UBS Braces for Hard Landing in US Credit, Favors European Debt

UBS Group AG is recommending investors to buy European credit over US debt amid signs of distress in the US loan markets, cracks emerging in private credit and a potentially severe downside risk in US high-yield debt.

(Bloomberg) — UBS Group AG is recommending investors to buy European credit over US debt amid signs of distress in the US loan markets, cracks emerging in private credit and a potentially severe downside risk in US high-yield debt.

“We acknowledge US high yield is better positioned — mainly on the shift in credit quality,” UBS analysts led by Matthew Mish wrote in a note on Wednesday. “However, we still believe credit is heading for a hard landing.”

The riskiest corners of US credit are already flashing some warning signals for a hard landing, according to the analysts. An abrupt reversal in the economy — where company profit growth dovetails with higher borrowing costs and tighter access to credit — could push loan default rates to about 9% by the end of 2023 while junk defaults reach 6.5%. The share of CCC rated loans increased notably in the fourth quarter as downgrades accelerated to 7.5% from 5.4%.

Money managers that purchase loans and bundle them into bonds known as collateralized loan obligations, meanwhile, are avoiding more of the troubled companies for now. CLO CCC exposures rose less than the broader market, to 5% from 4.2%. Both US leveraged loan and CLO spreads have lagged junk since the third quarter, consistent with higher risk aversion in loans. CCC loan prices, meanwhile, have underperformed BB bonds, putting incremental pressure on recovery values, according to the Swiss bank.

“Overall we think refinancing capacity remains constrained with leveraged loan 2024-2025 maturities on the horizon,” wrote the analysts. “On balance, we view recent developments as marginally negative.”

Defaults have yet to pick up in leveraged loans and junk markets but the bank is starting to see signs of rising private credit defaults — to about 5% — inclusive of soft credit events like covenant breaches. The development is consistent with the rapid growth in the middle market coupled with the concentration in lowest rated loans and higher dependence on floating rate debt, the analysts wrote.

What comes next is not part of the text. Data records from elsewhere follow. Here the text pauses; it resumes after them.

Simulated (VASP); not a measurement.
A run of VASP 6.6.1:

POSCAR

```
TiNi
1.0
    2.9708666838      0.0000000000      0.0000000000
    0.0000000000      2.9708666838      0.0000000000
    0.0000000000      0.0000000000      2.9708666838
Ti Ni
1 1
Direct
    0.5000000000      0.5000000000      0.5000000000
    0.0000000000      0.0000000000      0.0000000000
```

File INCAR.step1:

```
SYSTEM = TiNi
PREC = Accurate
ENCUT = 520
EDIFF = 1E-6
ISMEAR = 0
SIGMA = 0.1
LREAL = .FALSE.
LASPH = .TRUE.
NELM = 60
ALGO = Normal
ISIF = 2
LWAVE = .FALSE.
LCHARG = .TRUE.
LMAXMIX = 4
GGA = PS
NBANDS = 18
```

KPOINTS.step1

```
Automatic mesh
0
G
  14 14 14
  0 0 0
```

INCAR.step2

The US junk market isn’t pricing in even a mild recession, said the analysts. The bonds have gained for a fifth straight session, and yields have fallen to 8.03%, the lowest since late August. Average junk spreads ended Wednesday at 416 basis points, about 53 basis points tighter than where they were at the end of 2022, according to Bloomberg indexes. The analysts acknowledge the junk market is better positioned, mainly on the shift in credit quality but says the risk to the downside is severe. 

UBS remains tactically cautious on credit spreads at current levels. They are underweight CCC rated debt and overweight BBs. They also favor sectors more insulated from default risks, including utilities, staples and industrials.